Fates, by Lanie Bross

Lanie Bross's debut novel Fates aims to be an operatic YA paranormal romance, a wild fantasy adventure, and a compelling coming-of-age story, all at the same time and in less than 350 pages. None of it quite succeeds, but props to the author for making the attempt.

Bross's story shifts between two characters: Lucas, a teenage soccer player with a troubled home life, and Corinthe, a fallen Fate cursed to live among humans, doing whatever it takes to ensure their destinies unfold as planned—arranging accidents, meetings, even deaths. Corinthe wants nothing more than to return to her magical home, but before she can leave she must arrange for Lucas to die... despite their overwhelming and inexplicable attraction to one another.

Fates has significant flaws. Corinthe is burdened with a flat affect and general air of inhumanity, which makes her “great love” with Lucas feel less epic and more arbitrary. Bross comes up with some cool fantasy elements (vampire tree nymphs!), but mostly fails to develop them. The whole novel really needed to be twice as long: the fantasy stuff should have been more thoroughly explained, Corinthe's developing understanding of love and humanity should have felt harder-won, and Lucas's attraction to her should have been based on something greater than a gut feeling of connection (which persists, despite the fact that, oh yeah, she keeps trying to knife him).

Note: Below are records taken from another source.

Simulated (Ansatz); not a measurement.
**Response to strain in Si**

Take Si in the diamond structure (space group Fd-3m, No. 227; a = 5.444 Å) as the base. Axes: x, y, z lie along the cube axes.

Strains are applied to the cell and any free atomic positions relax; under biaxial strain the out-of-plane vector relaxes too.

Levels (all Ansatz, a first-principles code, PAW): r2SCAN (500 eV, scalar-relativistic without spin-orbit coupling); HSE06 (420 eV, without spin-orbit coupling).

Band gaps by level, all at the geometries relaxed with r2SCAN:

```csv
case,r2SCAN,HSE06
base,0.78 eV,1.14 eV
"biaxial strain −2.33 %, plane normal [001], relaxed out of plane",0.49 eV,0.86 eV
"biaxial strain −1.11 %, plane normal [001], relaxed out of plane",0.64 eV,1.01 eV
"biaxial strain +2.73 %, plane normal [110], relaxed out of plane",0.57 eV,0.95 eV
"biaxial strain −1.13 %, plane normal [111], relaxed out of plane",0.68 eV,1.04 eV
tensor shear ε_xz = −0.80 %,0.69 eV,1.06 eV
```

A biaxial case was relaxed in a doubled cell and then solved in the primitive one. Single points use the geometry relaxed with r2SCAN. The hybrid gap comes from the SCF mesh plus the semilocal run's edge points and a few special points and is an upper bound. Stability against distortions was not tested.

Despite the above complaints, however, I couldn't write Bross's story off completely. The first scene in Fates hits with a visceral punch, the author has a gift for quick yet effective descriptive passages ("Blond hair flashed in the sun, like a coin under the water"), and hardworking, responsible Lucas is a remarkably engaging protagonist. These charms aren't enough to overcome the book's weaknesses, but I'm interested to see what Ms. Bross produces next—this particular literary recipe may not have worked, but at least she came up with some intriguing ingredients.

Review based on publisher-provided copy.